By Duane Freitag
The beaches of Normandy on France’s northwest coast still remain high on the list of places to visit in Europe, even though the number of World War II veterans is rapidly declining.
The historic Allied invasion that happened there and its logistical achievements continue to intrigue many people. And even though most of the scars of the war are long gone, enough items have been preserved to keep the knowledgeable visitor very busy.
A few German gun emplacements and bunkers remain on guard above the beach. Equally haunting are the remnants of the breakwater sections that were towed from Britain to create a post-invasion harbor at Arromanches. The various beaches that took on World War II names of Omaha, Utah, Gold, Juno and Sword are now by and large just another pleasant site for summer fun and in some areas are again lined with vacation homes.
The centerpiece of any visit has to be the American cemetery at Normandy, a serene resting place for thousands of heroes. It is hard to fathom the tragedy of it all without tears. From the cemetery’s edge you can view Omaha Beach and Point du Hoc, once courageously climbed by the Army Rangers.
For the World War II aficionado, Normandy can be a launching point from which you can follow the troops through France. At the end of “The Longest Day” few things had gone as planned and only two small areas were secured, but that enabled progress in the days that followed. Today, farm modernization and urbanization have caused a lot of the once-famous hedgerows to disappear.
The Peace Museum at Caen is terrific and worth touring. Its well thought-out displays on the causes of World War II become ever darker as the conflict unfolds. Even the building’s façade is intriguing, as it represents the German “Western Wall,” with the entrance the breach created by the Allies.
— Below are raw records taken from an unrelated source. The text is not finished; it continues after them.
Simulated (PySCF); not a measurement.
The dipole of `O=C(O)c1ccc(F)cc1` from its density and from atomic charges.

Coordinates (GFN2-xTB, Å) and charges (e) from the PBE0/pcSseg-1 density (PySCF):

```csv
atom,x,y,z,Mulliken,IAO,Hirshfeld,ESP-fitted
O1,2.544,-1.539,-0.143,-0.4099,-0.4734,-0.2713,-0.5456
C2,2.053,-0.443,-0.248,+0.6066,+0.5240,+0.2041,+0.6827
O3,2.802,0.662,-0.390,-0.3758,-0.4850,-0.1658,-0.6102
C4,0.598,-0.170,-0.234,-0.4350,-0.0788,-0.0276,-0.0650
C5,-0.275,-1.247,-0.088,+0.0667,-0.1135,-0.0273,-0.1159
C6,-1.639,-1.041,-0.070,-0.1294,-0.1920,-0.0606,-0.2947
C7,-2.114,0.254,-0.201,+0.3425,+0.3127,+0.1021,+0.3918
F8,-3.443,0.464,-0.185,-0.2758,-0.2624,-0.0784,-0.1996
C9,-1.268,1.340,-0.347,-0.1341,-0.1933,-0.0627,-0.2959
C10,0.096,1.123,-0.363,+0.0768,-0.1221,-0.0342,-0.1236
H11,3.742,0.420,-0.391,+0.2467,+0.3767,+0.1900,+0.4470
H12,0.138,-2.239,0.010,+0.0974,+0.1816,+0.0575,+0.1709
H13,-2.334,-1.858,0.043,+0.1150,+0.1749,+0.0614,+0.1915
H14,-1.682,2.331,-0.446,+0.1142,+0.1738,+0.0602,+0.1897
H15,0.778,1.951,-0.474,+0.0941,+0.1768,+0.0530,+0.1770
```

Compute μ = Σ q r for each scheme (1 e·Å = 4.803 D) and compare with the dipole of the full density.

There is much more to see in this region of France, which is also partly dairy country (home of Camembert cheese) and apple cider country. Normandy is not really far from Paris, and for many it is an area for a weekend retreat. Here or within a short driving distance are the Medieval charm of Bayeux and its historic tapestry, the impressive island of Mont Saint-Michel, the charming Viking fishing village of Honfleur (home to composer Erik Satie), and assorted cathedrals and ruined abbeys. For the art-lover, Monet’s Giverny is nearby.